New York is a fashion town. Actually, it’s a fashion capital in a $1.2 trillion industry. Since it’s also a technology hub and home to many of the major fashion brands and retailers, it was only a matter of time before the three converged into an accelerator program to foster some of the best emerging fashion tech that was naturally drawn to New York. That’s the idea behind the New York Fashion Tech Lab, a collaboration between the Partnership Fund for New York City, Kay Koplovitz’s Springboard Enterprises and major fashion retailers, is to focus on targeting early and growth stage companies that are innovating at the intersection of fashion, retail, and technology.
Three industries that all converges in New York, making it the natural home for the Lab.

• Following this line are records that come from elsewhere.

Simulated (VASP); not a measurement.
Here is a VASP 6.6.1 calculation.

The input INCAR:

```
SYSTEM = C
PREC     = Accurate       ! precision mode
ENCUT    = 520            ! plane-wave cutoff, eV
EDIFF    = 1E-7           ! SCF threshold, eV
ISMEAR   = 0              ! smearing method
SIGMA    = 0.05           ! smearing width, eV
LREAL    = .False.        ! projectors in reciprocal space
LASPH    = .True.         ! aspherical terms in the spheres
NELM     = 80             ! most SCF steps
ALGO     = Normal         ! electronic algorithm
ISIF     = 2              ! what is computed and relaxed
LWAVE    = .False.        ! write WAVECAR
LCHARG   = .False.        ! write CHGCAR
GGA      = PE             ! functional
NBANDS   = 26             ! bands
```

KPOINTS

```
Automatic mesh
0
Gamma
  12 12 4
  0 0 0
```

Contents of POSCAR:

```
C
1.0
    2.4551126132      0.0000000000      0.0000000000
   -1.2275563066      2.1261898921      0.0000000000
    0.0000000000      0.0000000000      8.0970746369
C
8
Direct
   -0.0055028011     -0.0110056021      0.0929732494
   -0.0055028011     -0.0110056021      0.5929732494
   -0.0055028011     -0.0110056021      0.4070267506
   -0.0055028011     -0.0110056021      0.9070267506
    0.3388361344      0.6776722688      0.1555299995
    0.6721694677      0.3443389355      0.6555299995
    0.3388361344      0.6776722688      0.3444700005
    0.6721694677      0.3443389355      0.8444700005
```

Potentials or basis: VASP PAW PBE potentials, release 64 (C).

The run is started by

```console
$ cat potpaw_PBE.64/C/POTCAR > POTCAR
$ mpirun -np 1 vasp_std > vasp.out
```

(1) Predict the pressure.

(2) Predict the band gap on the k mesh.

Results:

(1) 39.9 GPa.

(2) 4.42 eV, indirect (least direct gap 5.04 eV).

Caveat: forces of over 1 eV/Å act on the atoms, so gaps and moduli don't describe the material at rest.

Some 400 companies applied to participate in this inaugural program that was headed by Mark Chou, a Wharton grad who was Program Director for the FinTech Innovation Lab and who also formerly worked for Ralph Lauren. He was actually taking some time off when Partnership Fund President Maria Gotsch tapped him to take the Managing Director spot.
“Our main focus was to connect eight promising companies with nine of the biggest and most respected fashion retailers and brands,” said Chou. As with any good accelerator worth its salt, it’s all about mentorship, and pilot programs that resonate with businesses and the problems they need to solve.
You won’t find fashion here, but you will get a first look at some of the companies that are helping to reshape the fashion world and changing the way you buy clothes. And when you look at them in total, what you’ll also see is an the end-to-end fashion tech solution for brands, designers and retailers.
MEET THE 8 HOTTEST FASHIONTECH COMPANIES IN NYC RIGHT NOW
Clothes Horse
If the shoe fits…Yeah, yeah, yeah, but it’s the clothes that make the person, and buying them online has been something of a crapshoot. Clothes Horse is solving that problem: the company’s core product is a recommendation engine that retails embed on their site and that recommends sizes, based on a shopper’s body details and favorite clothes – and of course, a predictive algorithm. The end result: a better fit, and a better fit means few returns, which has always been a headache for retailers.
“Our client have seen a 9-1/2% decrease in return 9% lift in revenue,” said co-founder Vikram Venkatraman, who is also a DreamIt Ventures Accelerator alum.
Between their analytics, competitive intelligence, design and propriety data(which they call Clothes Horse Insights), no one else has a product quite like Clothes Horse, and “the only place where you can build a company like this is in New York, where all businesses are based,”Venkatraman added. “We have competitors in other parts of the world, and they suffer as a result of it.” The company’s biggest differentiator: “The number of case studies we’ve done. Our product is a 10X ROI for our customers.” Their current clients include 30+ world-class retailers, including Anthropologie, Bluefly, Steven Alan, Nicole Miller, GANT and Frank & Oak, the fastest growing retailer ever.
“We think of this as a $3-$10 billion problem – maybe even larger. This is the lynchpin that’s holding retailers back – it’s all right there in the fit.”
Stylinity
Stylinity is the first shoppable selfie. Here’s how it works: You take a selfie (like that ever happens), Stylinity provides a click-to-by bar code, so it’s easy for friends or your selfie admirers to find out where to buy it – and make the purchase. Of course it seamlessly integrates with ecommerce platforms – pun intended. The results: increased engagement and revenue for all parties: retailers do reward their best customers/influencers.
In a world where Americans share 100 million selfies every day, seems like a win all around. But it wasn’t so obvious when Tadd Spering founded the company in 2012. Potential investors were dubious.
“They thought the premise was flawed,” said Spering. They couldn’t understand the concept of people taking pictures of themselves, much less share them across social networks.
Did we mention that Americans share 100 million of them a day?
“We’re really a platform play, driving social commerce with selfies,” said Spering, who moved to New York from Miami in 2004. “We also capture a lot of great data, and what people like and why. We can also recommend styles and sizing. We can do a lot of cool things with the algorithm – and the data.”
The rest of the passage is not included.